The pair divulged their love story and why they were fighting this case in a video to mark their appointment as Pink Dot HK ambassadors.

Pink Dot HK is one of the city’s largest LGBTI festivals. Last year thousands donned pink to push for LGBTI equality. The fifth annual event will take place on 21 October.

Life as a ‘team’

The pair explained how they met in 2005 and became romantically involved in 2012.

Adams said it was Leung’s face, charm, smile, and eyes that struck him when he first saw his future husband.

Leung explained how he proposed one morning in bed ‘without flowers, without rings’.

‘We live life together as a whole, as a team’ said Leung.

The relationship ‘gives me a lot of confidence to take on those world problems, not by yourself but together’ said Adams.

‘Equal treatment’

Leung initially filed his case for judicial review in 2015. He alleged violations of the Basic Law, the Hong Kong Bill of Rights and the Sexual Discrimination Ordinance by his employers and the tax department.

Earlier this month, a Hong Kong judge allowed Leung to take the government to the Court of Final Appeal for refusing to grant his partner spousal benefits.

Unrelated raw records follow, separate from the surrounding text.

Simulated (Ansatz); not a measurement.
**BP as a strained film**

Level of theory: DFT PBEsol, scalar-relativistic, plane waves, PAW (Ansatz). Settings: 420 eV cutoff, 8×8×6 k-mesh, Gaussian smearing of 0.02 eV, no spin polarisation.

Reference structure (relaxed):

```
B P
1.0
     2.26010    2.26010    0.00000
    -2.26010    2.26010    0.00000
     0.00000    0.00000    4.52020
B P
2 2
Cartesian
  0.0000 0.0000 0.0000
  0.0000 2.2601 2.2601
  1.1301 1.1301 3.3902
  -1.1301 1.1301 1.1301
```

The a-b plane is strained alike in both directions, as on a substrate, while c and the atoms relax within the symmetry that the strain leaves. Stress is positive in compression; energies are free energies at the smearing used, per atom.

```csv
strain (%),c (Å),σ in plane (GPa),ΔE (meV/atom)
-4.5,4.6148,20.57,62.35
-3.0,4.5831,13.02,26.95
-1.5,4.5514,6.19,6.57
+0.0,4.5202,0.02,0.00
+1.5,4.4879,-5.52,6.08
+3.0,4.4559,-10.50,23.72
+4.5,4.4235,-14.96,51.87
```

Judge Jeremy Poon Siu-chor of the Court of Appeal said the case should go to the top court as it raised questions of public importance. The Court of Final Appeal will decide which aspects of the case to accept. The top court will rule on whether legal and societal circumstances should be considered in the case.

‘We only strive for equal treatment’ said Leung of their bid for recognition.

“I think it is important to make change,’ said Adams. ‘The government is slow to respond and it needs a push every now and then’.

The Court of Final Appeal in July ruled Hong Kong’s immigration department must recognize same-sex unions in spousal visa applications.